Graveslab, St. Patricksrock, Co. Tipperary
Co. Tipperary |
Tombs & Memorials
On the floor of the cathedral choir at the Rock of Cashel lies a fragment of a medieval graveslab whose inscription has not been read by anyone in living memory, and possibly not for centuries.
The slab is incomplete, its base missing and a horizontal crack running across the stone above the cross-base, leaving a piece that measures just under a metre in length. Around the carved cross-shaft, Black Letter script, the angular Gothic lettering common to medieval ecclesiastical stonework, runs along both sides of the slab and continues in three further lines flanking the shaft itself. Nobody, it seems, can tell you what it says.
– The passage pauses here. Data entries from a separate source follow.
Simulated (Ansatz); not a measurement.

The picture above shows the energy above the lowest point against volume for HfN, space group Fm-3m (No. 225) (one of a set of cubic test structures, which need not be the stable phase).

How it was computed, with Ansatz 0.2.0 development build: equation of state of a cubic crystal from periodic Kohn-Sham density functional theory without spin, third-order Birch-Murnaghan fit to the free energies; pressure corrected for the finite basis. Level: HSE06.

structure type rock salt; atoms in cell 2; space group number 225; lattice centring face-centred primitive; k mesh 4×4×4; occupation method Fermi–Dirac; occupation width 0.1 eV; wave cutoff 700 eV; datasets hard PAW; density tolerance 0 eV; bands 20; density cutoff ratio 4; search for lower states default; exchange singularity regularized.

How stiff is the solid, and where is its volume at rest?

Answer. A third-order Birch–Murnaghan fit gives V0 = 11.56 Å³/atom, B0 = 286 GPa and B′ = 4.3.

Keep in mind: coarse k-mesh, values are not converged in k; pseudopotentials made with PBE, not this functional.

The decoration that survives is precise enough to read even if the words are not. The cross-shaft terminates in two cross-bands of unequal length, set above a pillar-base form, a carved support resembling a column's foot, giving the composition a formal, architectural quality typical of medieval funerary art. The Latin inscription was already being described as illegible by the early twentieth century, when Fitzgerald, writing between 1901 and 1903, noted its condition in what was then already an old stone. Maher, writing in 1997, recorded the decorative details that do remain visible. Between those two accounts, the stone seems to have yielded no further information about whose memory it was carved to preserve.